Francis Bacon, In Memory of George Dyer, 1971, oil and transfer letters on canvas, Foundation Beyeler, Riehen/Basel, Beyeler Collection. © The Estate of Francis Bacon. All rights reserved. / DACS, London / ARS, NY 2019.
In 1971 when figurative painting master Francis Bacon was in his early 60s, the Grand Palais in Paris mounted a major retrospective. That show and that year would forever change Bacon and his work. Now almost 50 years later, the exhibition Francis Bacon: Late Paintings comes to the Museum of Fine Arts, Houston (Feb. 23- May 25), bringing new insights to the art that came after and a fresh perspective on a modern art giant.
Originally organized by the Centre Pompidou, Musée National d’Art Moderne, Paris, the MFAH will be the only other museum in the world to present this exhibition that brings together some of Bacon’s greatest later works. Combined and juxtaposed, these paintings tell Bacon’s art story after the retrospective and after the death of lover George Dyer on the eve of that exhibition.
To get a preview of how the exhibition brings new understanding to the evolution of Bacon’s art in his later years, I spoke with Alison de Lima Greene, the MFAH Isabel Brown Wilson Curator of Modern and Contemporary Art.
The Centre Pompidou’s show, which closed in January, was titled Bacon: Books and Painting and highlighted Bacon’s literary influences in this time period. The MFAH exhibition will have a somewhat different focus and title, while containing most of the same artworks.
“The emphasis on the literary connections that guided the Paris show has been incorporated to a degree in our show, but we’ve also made it a little easier for U.S audiences, in presenting it with a more straightforward chronology,” explains Greene.

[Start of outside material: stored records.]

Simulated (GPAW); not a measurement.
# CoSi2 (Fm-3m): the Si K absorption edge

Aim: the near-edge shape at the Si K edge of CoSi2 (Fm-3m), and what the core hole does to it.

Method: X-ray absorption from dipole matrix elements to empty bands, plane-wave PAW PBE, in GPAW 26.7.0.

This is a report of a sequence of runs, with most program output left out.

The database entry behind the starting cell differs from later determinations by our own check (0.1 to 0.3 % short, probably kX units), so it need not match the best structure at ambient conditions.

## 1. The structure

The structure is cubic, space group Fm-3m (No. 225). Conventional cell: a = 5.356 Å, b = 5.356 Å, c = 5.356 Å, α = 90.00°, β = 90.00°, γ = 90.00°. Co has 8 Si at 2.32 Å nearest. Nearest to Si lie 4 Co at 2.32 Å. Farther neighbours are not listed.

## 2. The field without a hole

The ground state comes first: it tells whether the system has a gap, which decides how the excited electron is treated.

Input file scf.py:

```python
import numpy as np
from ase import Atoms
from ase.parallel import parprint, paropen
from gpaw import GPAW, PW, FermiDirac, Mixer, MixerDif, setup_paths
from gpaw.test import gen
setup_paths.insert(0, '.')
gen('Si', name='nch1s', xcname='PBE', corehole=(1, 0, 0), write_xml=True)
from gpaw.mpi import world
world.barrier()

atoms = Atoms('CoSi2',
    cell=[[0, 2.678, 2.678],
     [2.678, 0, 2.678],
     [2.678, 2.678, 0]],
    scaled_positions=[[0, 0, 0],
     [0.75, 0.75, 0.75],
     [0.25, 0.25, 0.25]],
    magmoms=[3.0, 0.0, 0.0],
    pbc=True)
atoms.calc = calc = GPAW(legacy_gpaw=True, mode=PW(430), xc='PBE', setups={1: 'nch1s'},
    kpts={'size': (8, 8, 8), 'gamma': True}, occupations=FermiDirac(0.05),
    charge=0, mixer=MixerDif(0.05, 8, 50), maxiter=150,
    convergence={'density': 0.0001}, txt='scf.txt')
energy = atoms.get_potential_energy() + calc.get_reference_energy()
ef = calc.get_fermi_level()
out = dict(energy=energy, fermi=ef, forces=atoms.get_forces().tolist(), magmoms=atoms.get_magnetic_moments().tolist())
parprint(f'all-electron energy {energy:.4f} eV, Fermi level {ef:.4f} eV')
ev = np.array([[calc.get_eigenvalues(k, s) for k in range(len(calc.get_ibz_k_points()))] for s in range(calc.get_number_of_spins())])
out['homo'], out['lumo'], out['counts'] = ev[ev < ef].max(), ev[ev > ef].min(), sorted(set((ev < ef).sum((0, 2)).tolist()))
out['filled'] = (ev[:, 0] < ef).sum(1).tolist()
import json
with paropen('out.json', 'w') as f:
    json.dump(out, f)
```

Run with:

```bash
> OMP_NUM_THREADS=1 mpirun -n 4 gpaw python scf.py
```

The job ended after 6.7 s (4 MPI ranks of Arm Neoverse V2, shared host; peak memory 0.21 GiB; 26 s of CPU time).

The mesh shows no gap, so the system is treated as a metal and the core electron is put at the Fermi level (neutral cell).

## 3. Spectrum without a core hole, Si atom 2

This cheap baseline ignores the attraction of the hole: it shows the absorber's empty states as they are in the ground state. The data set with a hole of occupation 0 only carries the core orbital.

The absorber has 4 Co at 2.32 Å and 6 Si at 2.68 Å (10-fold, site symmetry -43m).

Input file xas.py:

The exhibition begins with a “small, intimate” self-portrait from 1971 to give museum-goers a better understanding of where Bacon had been and where he would journey next in his later work.
“You can see how on one hand he’s wrestling with Cubism and its legacy, and at the same time, you’ll see there’s startling passages of realism,” notes Greene, who later in our talk described Picasso’s pull-and-push influence on Bacon.
“You can see him arm-wrestling with Picasso on and off, again and again in his career.”
In the first few galleries, visitors will see Bacon’s portrayals of Dyer before and after his death, including Portrait of George Dyer in a Mirror, 1968 and In Memory of George Dyer from 1971, and Triptych August 1972.
“There’s sort of a double division in Bacon’s career that happens that year,” says Greene, of that pivotal time in 1971. “Artists always find having a grand retrospective is a time for contemplation and a turning point in their career. But also I think the fact that the death of George Dyer, from whom Bacon had become increasingly estranged, then began to haunt Bacon. He did a number of tributes to Dyer, where ultimately Dyer becomes almost a symbol—rather than a figure—of vengeance.”
Within the galleries, MFAH visitors will also see several works that shocked the art world of the time, including Triptych, 1970 from the National Gallery of Australia and its somewhat “abstracted” depiction of two men coupling.
“One of the things we cherish about Bacon is his strong and confident affirmation of his sexual orientation at a time when almost no artist was making that a subject of his work,” says Greene, adding, “Nothing like these kinds of images were seen in the public eye in the 1960s and even in the late 1950s when Bacon started putting them forward. It was a radical gesture.”
Continuing to move through Bacon’s later years, the exhibition marks some of his distinct changes in subject matter.
“After a certain point he steps back from the imagery around George Dyer and you have strange, evocative landscapes. Then at the very end of his career he’s extremely pared-down in subtle compositions,” say Greene.
Yet, by including a selection of Bacon’s earlier paintings, viewers will likely notice that some of the work comes full circle.
“There’s an important shift in tone, value and weight in the later work but he certainly goes back to a lot of the earlier compositions,” says Greene.
A haunting example of these kind of “echos,” as Greene describes them, can be seen in In Memory of George Dyer, 1971, with its image of Dyer paused outside the hotel room where he took his life and the piece Study for the Human Body, 1983 from the Menil collection, of a headless anonymous figure “echoing the same gesture in pose but in empty space.”
Greene mentions that while modern art-lovers might perceive Bacon the artist as a tragic figure, he could be very charming and likely described as a “cheerful atheist” focused on the here and now, while his art resonated in the present and into the future.
“He was very alive to his times. He was a fascinating character. In so many ways, [he is] representative of a sort of crucible of change from the old pre-war England to a modern London today. You can’t imagine the YBA [Young British Artists] generation, Damien Hirst and those artists ever happening without Francis Bacon.”